February 21, 2020
We woke at 5:45 am (first light) to absurdly loud, throbbing Mexican music. After being gone all night, the fishermen I’d helped were back ashore with part of their catch. After I opened and closed the truck door once, they must have heard and realized we were still here and shut the music off and took off again in their loud leaky boat for more fishing.
Despite the early wake up, I don’t know if I’ve ever passed a night with a more pleasant and soothing sound. The waves lapped against the shores of the two coves below our bluff in perfect stereo. There was no other sound (except, apparently, me briefly snoring until I was asked to roll over). When I hear larger waves crash, I’m alerted and often have a hard time sleeping. Too many nights sailing, listening for the rogue wave or too-close surf. But this was magical, at least equal to a small creek chuckling in the background, our relaxation yardstick.
The early waking allowed us to linger and listen to the morning before breakfast. After getting our fill of nothing, it was breakfast time and I’d wanted to try out some freeze-dried hash browns I’d bought online. They were as good as I’d hoped. Unfortunately, we discovered that we’d accidentally brought only two propane canisters (I thought we’d packed three). This morning we’d gone through the last of the first one. Including a couple of dinners out and a hotel night or two, we’d gone through the canister in nine days. There seemed to be a good chance we’d run out before leaving.

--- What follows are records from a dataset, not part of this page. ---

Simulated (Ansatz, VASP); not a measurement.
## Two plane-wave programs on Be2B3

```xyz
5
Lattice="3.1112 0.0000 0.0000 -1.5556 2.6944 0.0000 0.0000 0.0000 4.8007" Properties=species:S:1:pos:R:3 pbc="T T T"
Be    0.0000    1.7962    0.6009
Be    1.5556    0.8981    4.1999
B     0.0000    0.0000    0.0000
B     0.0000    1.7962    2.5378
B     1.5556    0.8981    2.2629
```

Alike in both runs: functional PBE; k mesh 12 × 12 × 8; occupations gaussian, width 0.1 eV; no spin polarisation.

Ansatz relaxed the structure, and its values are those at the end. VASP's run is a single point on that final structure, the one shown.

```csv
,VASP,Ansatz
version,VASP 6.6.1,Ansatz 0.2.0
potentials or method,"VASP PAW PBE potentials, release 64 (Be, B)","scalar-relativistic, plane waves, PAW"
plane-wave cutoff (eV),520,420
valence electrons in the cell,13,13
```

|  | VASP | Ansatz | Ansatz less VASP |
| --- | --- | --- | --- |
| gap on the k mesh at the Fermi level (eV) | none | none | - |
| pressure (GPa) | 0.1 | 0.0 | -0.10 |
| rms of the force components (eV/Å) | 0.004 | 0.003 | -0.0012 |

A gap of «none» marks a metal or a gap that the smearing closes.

We broke camp and left about 8:30 am to start heading toward what was supposed to be the most beautiful place yet, as related to us by Nate and Terry, Agua Verde. But there would be stops along the way.
The first stop was a return to nearby crescent-shaped Balandra Beach—this time we’d hike up to the top of the cliff. Even though it was still very early in the day, there were at least a dozen others already there. Balandra Beach is one of Baja Mexico’s most famous. The views from the top of the cliff revealed that in addition to the cove we had seen two days before there was an equally beautiful and far less accessible cove slightly to the north.
Before continuing our journey, we needed to stop in La Paz, a few hours away, for more water, food, gas, and most importantly, clean clothes. It was two weeks since we’d left home and our clean clothes were long since dirtied – we were dangerously close to mutual mutiny. On the outskirts of town, we found a lavanderia run by a woman who said we could come back at one o’clock (three hours hence) and she’d have them washed, dried and folded.
Meanwhile, we set off to find purified water. The red-faced kid running the equipment had a hard time filling up our collapsible jug and his boss laughed as he struggled. $US1.30 later and eight gallons heavier, we left for groceries. The giant store we found had most of what we wanted and after going up and down each aisle (to see what the locals shopped for as much to find what we wanted), we left with US$13 worth of food. Next door was a small Sears department store (which I thought had gone out of business) so Susan shopped for shorts (she didn’t find any) while I sprinted three blocks to a fereterria (hardware store) I was told might have the one-pound propane canisters we needed. Sweating in the mid-day sun, I walked through the dusty paved roads to the store, only to be told they didn’t have any. Other travelers had commented on how hard it was to find the canisters so I figured we were out of luck. While we waited the final hour until the laundry would be done, I found a food truck and had a large, delicious and ridiculously cheap meal of burritos and tacos. Meanwhile, Susan took advantage of rare LTE service to catch up with the kids.
Chores accomplished, we headed out of town, this time north, retracing our steps on the only highway in Baja. The long road on the high plateau would have been boring had it not still seemed so foreign. Mexican highway engineers are different from Americans. Rather than bull and blast their way through any obstacle, no matter the difficulty or cost, Mexicans allow their roads to flow with the terrain. Hill? Go up. Dry wash? Go down. Mountain? Go around it. If you have to slow from 110 kph to 40 for a curve, get used to it. It’s a gentler kind of road building.
We were told that the final stretch of road to Aqua Verde was a treacherous and beautiful one that should not be undertaken when it was dark – and not without a very sturdy vehicle, preferably with 4wd. Using the iOverlander app, we knew there would be somewhere to camp before that just for the night. The turn off to the camping spot was said to be marked by a burro tied to a cactus. The burro was absent, but we found the tiny road after first driving by it on a road that had gone from US National Park Service quality to old Mexican highway quality, and that soon would become dirt. We stepped out of the SUV, avoided stepping on cow pies, and took in our surroundings from the middle of the empty road. We would not need to worry that our campsite was only about 30 feet off the road. There were no cars to be seen in either direction.
We made camp among the cacti and free-ranging cows in a place so quiet it almost hurt to listen. I hoped for coyote howls in the night. Surely this was one of the most remote places we’d camped.